Let's visualize the embeddings to understand how they capture semantic relationships. We'll use PCA and t-SNE to reduce the high-dimensional embeddings to 2D for visualization.

In [None]:
# Create some sample embeddings for visualization
sample_tokens = torch.arange(min(50, vocab_size)).to(device)  # First 50 tokens
embeddings = model.wte(sample_tokens).detach().cpu().numpy()

print(f"Embeddings shape for visualization: {embeddings.shape}")

# PCA visualization
pca = PCA(n_components=2)
embeddings_pca = pca.fit_transform(embeddings)

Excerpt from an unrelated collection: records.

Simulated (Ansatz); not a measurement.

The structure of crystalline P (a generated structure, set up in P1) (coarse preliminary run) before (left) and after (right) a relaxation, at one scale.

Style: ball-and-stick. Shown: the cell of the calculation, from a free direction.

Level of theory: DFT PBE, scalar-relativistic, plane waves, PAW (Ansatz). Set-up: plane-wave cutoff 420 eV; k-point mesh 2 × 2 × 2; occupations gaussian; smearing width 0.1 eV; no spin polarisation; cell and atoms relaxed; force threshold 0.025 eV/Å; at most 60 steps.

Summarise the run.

plt.figure(figsize=(12, 5))

# Plot PCA
plt.subplot(1, 2, 1)
plt.scatter(embeddings_pca[:, 0], embeddings_pca[:, 1], alpha=0.7)
for i, (x, y) in enumerate(embeddings_pca):
    plt.annotate(str(i), (x, y), fontsize=8, alpha=0.7)
plt.title('Token Embeddings (PCA)')
plt.xlabel('PC1')
plt.ylabel('PC2')
plt.grid(True, alpha=0.3)

# t-SNE visualization
tsne = TSNE(n_components=2, random_state=42, perplexity=min(30, len(embeddings)-1))
embeddings_tsne = tsne.fit_transform(embeddings)

plt.subplot(1, 2, 2)
plt.scatter(embeddings_tsne[:, 0], embeddings_tsne[:, 1], alpha=0.7)
for i, (x, y) in enumerate(embeddings_tsne):
    plt.annotate(str(i), (x, y), fontsize=8, alpha=0.7)
plt.title('Token Embeddings (t-SNE)')
plt.xlabel('t-SNE 1')
plt.ylabel('t-SNE 2')
plt.grid(True, alpha=0.3)

plt.tight_layout()
plt.show()

# Show explained variance for PCA
explained_variance = pca.explained_variance_ratio_
print(f"PCA explained variance: PC1={explained_variance[0]:.3f}, PC2={explained_variance[1]:.3f}")
print(f"Total explained variance: {explained_variance.sum():.3f}")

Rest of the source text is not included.